While Shocks and Struts are both designed to limit body movement and give you a smooth ride, they are two completely different parts. A Strut is a part of the vehicle Suspension while a Shock is not. Alignment settings are adjusted on the Strut as well.
A Shock Absorber is designed to keep your tires in constant contact with the road; by absorbing impacts and controlling the spring oscillations. This is done by internal hydraulics. Any loss of fluid affects the Shock’s ability to dampen the road effects. If you see any fluid wetness on a Shock it should be replaced. If a Shock loses enough fluid the Tires will not maintain contact with the road and can cause loss of Steering control. If you are driving on a very rough road, the Tires will bounce wildly and without the solid contact with the road, your ability to Steer and Brake the vehicle is greatly diminished.

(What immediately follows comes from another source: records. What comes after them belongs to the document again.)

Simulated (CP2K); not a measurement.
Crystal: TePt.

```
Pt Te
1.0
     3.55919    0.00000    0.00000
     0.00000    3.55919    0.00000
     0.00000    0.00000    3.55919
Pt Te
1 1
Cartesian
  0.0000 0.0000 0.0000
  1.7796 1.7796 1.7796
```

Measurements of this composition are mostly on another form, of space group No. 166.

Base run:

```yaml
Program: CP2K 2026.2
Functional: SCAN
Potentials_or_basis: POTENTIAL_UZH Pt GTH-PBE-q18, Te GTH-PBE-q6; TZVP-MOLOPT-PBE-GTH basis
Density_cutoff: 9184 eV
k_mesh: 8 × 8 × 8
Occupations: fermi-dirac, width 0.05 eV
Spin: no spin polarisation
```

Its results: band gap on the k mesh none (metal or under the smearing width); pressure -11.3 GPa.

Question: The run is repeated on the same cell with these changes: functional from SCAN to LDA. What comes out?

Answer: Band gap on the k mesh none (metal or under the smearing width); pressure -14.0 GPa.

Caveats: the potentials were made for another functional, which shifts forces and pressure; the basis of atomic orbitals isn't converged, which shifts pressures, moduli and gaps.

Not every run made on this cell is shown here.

Shock Absorbers also affect Tire Wear as Cupping will develop with weak Shock Absorbers.
Have you ever seen a vehicle driving down the road and one tire is bouncing up and down like a yo-yo? Most people see that and think the tire is out of balance when in fact the Shock Absorber is worn out and allowing the Tire to bounce. That bounce is what causes the “Cupping” of the tire. Every time the tire leaves the road and makes contact again, it is scraping the road instead of rolling, much like an airplane landing (to a much lesser degree) and you see the smoke from the wheels as they touch the ground. A little piece of rubber is worn away each time.
Did you know Shock Absorbers also help control the sway or lean of a vehicle when cornering? Bad shock absorbers also contribute to the wear of ball joints, steering linkages, the springs and CV joints.
A Strut has all the internal workings of a shock absorber portion built into it but as an integral part of the Suspension system it also has a Coil Spring and replaces the Upper Control Arm. Vehicles with Strut Suspension will only have a lower Control Arm and Ball Joint. A Strut will have all the hydraulic components of a shock with the addition of a coil spring and an upper strut bearing. To replace the Shock Absorber portion of a Strut, you need a spring compressor to compress the Coil Spring and remove the upper bearing. Once the Strut is replaced, reassembled and installed, the vehicle must be Aligned.
It is almost impossible to accurately measure how worn your Struts or Shocks are. Look for fluid leaks, broken springs, damage and tire cupping. Also perform a bounce test. Bouncing the bumper up and down and releasing on the down position, the bumper should stop on the way up at the normal resting position of the vehicle. This will show a badly worn shock or strut. A test drive of the vehicle to compare to “like new” capabilities with a quick stop, steering and swerve maneuvering test as well as an acceleration check will see how much control or excessive body movement is present.
Most industry experts agree that Shocks and Strut have enough wear to suggest replacement by 50,000 miles. If you are concerned about the handling of your vehicle have your Shocks and Struts inspected.